WTI Crude Near One-Week High as Cushing Inventories Fall
West Texas Intermediate traded near the highest price in a week as crude stockpiles fell at the main U.S. oil storage hub, and gasoline demand reached a three-month high. Brent in London was steady.
U.S. futures were little changed after rising 1.1 percent yesterday to close above $100 a barrel for the first time in a week. Supplies at Cushing, Oklahoma, the delivery point for WTI, shrank for the eighth week to the lowest in two years, the Energy Information Administration said. Gasoline demand exceeded 9 million barrels a day for the first time this year.
“Falling inventories at the delivery point for WTI futures is definitely driving crude up,” said Hong Sung Ki, a commodities analyst at Samsung Futures Inc. in Seoul. “It looks like the supply bottleneck is being resolved.”

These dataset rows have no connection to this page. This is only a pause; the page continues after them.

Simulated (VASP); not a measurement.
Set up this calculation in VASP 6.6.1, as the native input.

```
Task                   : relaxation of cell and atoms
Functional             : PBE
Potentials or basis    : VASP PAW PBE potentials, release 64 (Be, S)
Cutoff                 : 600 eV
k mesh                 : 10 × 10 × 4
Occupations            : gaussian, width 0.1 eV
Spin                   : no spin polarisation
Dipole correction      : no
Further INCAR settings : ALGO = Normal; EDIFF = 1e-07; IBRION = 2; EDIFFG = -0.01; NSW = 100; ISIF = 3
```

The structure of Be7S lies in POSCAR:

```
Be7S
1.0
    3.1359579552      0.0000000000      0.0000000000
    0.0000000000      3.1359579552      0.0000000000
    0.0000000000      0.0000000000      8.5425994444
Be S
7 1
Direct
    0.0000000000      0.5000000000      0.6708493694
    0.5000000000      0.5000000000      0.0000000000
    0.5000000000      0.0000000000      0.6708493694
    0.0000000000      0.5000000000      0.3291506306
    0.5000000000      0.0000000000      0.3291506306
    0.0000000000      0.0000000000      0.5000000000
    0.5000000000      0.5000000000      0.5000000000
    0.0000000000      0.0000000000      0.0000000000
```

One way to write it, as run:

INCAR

WTI for May delivery was at $100.33 a barrel, up 7 cents, in electronic trading on the New York Mercantile Exchange at 4:44 p.m. Seoul time. The contract gained $1.07 to $100.26 yesterday, the highest settlement since March 19. The volume of all futures traded was about 43 percent below the 100-day average. Prices are up 1.9 percent this year.
Brent for May settlement was 3 cents lower at $107 a barrel on the London-based ICE futures Europe exchange. The European benchmark crude was at a premium of $6.67 to WTI.
Cushing stockpiles decreased by 1.33 million barrels to 28.5 million in the week ended March 21, according to the EIA, the Energy Department’s statistical unit. Stockpiles started falling in January after the southern link of TransCanada Corp.’s Keystone XL pipeline to the Texas Gulf Coast opened, easing a bottleneck from the storage hub.
Inventories along the Gulf of Mexico, known as PADD 3, rose 6.06 million barrels to 200.3 million, the most in EIA data begun in 1990 and the 10th weekly gain. The pipelines from Cushing to Houston move oil to PADD 3 from PADD 2, which includes Oklahoma.
Total U.S. crude inventories expanded by 6.62 million barrels to 382.5 million, the EIA said, compared with a projected increase of 2.5 million.
Gasoline consumption rose 5.8 percent last week to 9.002 million barrels a day, the highest level since Dec. 20, EIA data show. Supplies of the motor fuel fell by 5.1 million barrels to 217.2 million. Distillate stockpiles, including heating oil and diesel, increased by 1.56 million barrels to 112.4 million.
U.S. oil production slid 0.3 percent to 8.19 million barrels a day, down from the highest rate in almost 26 years the previous week, according to the EIA.
Libya, with an output capacity of 1.5 million barrels a day, is producing only 171,000 barrels a day as ports and fields remain shut amid political unrest, Mohamed Elharari, a spokesman for state-run National Oil Corp., said by phone yesterday. The government is negotiating with protesters about restarting the Sharara oilfield, the country’s second-largest, Elharari said.
U.S. President Barack Obama said yesterday after a meeting with European leaders that there were consequences for being complacent over Russia’s annexation of Crimea from Ukraine and warned that Russia can’t run “roughshod” over its neighbors.
The Houston Ship Channel, home to the nation’s largest petrochemical complex and export port, reopened all lanes of traffic yesterday for the first time since a March 22 oil spill.